Any maker knows that no ideas left are new; everything that has been done is done. What is more important then than creativity for the present? While we’re navigating the battlefield of tooling, there’s a constant that remains: less time is needed on the actual act of mechanically designing or making. We’re adopting new theoretical models and frameworks for passing over designs, articulating changes, and making things meaningful to the responsive creator at the right stage; advances made by companies like Figma, repl.it, and Glitch make it easier than ever for us to build things.
A good example of why creativity matters is the much-complained about Dribblification of design. Everything looks the same. Design patterns and recommendations are literally just imitations of one another, especially on mobile products when their interface offered us a whole new realm of play. How can things look so stagnant when they’ve existed far shorter than the browser? People joke that the developments with design systems have reduced the job of designer into playing drag-and-drop with pixels, similar to what the Visual Basic editor might have been for programmers over a decade ago.
Finding original thought, meaningful sources of inspiration, and communities that reward creativity instead of subscription to the norm are also more challenging. Process and repetitive methods of thought will come, but creativity is innate and built. Creativity is relentless, but also easy to slip by.
In Against Creativity, Oli Mould states that for the nebulous concept it is, creativity is a power, not just an ability. Instead of an inert force, creativity is a proactive task that blends both institutional and pre-cognitive knowledge, agency, and desire to create something that does not yet exist. Creativity is then better thought of as an agent of desire: what do you long to create and have the power to create, and what is something that you can create? These should be your guiding questions. We live in the age where life’s biggest uncertainty is not how we can make something, but should––and for all the limited “shoulds” we have––create something that matters to you. This is the greatest thing that people want to seize. They want to capitalize on your time, effort, and creativity: not just the mechanical means of putting something together, this is repetitive and replicable and easy to get outdone in. Rather, the original thought, creation, and work that you do that unwittingly sets new trends and movements. You wield this power, shaped uniquely yours. Be a force of reckoning.

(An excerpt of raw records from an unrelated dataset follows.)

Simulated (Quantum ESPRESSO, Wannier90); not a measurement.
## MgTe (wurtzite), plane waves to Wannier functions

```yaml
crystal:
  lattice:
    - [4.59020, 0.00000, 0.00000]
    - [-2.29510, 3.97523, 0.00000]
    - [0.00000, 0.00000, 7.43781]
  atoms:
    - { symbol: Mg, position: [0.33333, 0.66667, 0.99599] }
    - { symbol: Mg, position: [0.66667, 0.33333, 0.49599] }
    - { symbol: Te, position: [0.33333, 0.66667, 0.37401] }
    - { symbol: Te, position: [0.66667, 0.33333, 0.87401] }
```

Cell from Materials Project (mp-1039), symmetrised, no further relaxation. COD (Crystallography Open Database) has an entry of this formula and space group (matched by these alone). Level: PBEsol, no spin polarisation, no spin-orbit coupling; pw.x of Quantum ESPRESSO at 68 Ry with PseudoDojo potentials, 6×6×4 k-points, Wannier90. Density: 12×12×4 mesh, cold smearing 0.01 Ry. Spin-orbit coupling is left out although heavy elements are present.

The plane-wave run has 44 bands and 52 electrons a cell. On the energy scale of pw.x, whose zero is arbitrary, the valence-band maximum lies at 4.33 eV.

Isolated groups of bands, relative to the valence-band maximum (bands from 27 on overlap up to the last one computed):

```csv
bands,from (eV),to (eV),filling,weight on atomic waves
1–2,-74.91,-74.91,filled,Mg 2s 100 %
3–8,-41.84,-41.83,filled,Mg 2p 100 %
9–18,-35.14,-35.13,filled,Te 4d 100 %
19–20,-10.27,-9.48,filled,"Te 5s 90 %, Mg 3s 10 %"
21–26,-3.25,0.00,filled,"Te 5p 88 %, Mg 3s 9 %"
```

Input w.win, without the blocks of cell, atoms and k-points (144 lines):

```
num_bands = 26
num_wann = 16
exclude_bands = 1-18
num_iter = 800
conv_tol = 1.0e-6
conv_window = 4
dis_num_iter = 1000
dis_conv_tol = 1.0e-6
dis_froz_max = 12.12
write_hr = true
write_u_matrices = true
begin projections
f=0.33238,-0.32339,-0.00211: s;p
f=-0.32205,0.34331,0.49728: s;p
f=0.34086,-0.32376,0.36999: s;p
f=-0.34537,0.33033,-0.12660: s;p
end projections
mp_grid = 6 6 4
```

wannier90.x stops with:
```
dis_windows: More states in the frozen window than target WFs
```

So then: build what you envision, the tools for it are out there. Resist norms and patterns, but feel free to imitate them as you learn. Remember that building is easier than ever, but creativity is harder than you think.
Professionalism is for dummies
With the job hunt, one of the worst things I did was try to fit in the mold of a perfect applicant. The same thing happened with my college application. The essay I wrote that got me into my present university was my most heartfelt, sentimental one. Sincerity is something you can feel from even a glance, I believe. I know it from rereading the words I wrote at seventeen.
I don’t mean abandoning all etiquette when I say that this whole act is for dummies, I mean that genuineness is a virtue and rarity and matters far more than anything I know. Tweet about the things that matter to you, the things you love behind the screen, be more than a robotic presence articulating successes––we’re moving past that, if you’ve been keeping up. When our mentors are genuinely goofy or open about their fascinations, it’s easier for us to realize that 1.) your entire being doesn’t revolve around your career, and that 2.) many things in life can simultaneously be important, if not, are more important than the work we do in these temporary companies. Seeing seniors talk about their children, obsess over niche musicians, and share meaningful pieces matters.
I had grown with the assumption that you should hide your entire internet presence while jobseeking when it has only benefited me––also, it was kind of unavoidable. My life is completely traceable with a quick full name Google Search, including this blog, and I remain unapologetic about that. With it, the things I built, believe in, and share are out there. (Of course, this only works if you’re not an asshole online. Hopefully you aren’t.)
Culturally, Filipino employers are unafraid to add you on Facebook. It’s almost an expectation. People can celebrate their career accomplishments while sharing their last Facebook Gaming stream. We know how to draw lines, and the people I’ve worked with share memes and exchange banter in familiar places. Humanity and empathy matters.
Spending this journey of my life as a design student in North America, I feel ridiculously blessed and honored to have met so many incredible designers from around the country on Twitter. They’ve donated to fundraisers put up by Developh, follow both career wins and inner thoughts, and I see their takes on social justice and equity in an increasingly tense climate. Real conversations and moments are shifting from people who put their face next to their company; making career decisions feels a lot less alone. Trends spin from one place to another, many non-design. Humanity and advocacy matters.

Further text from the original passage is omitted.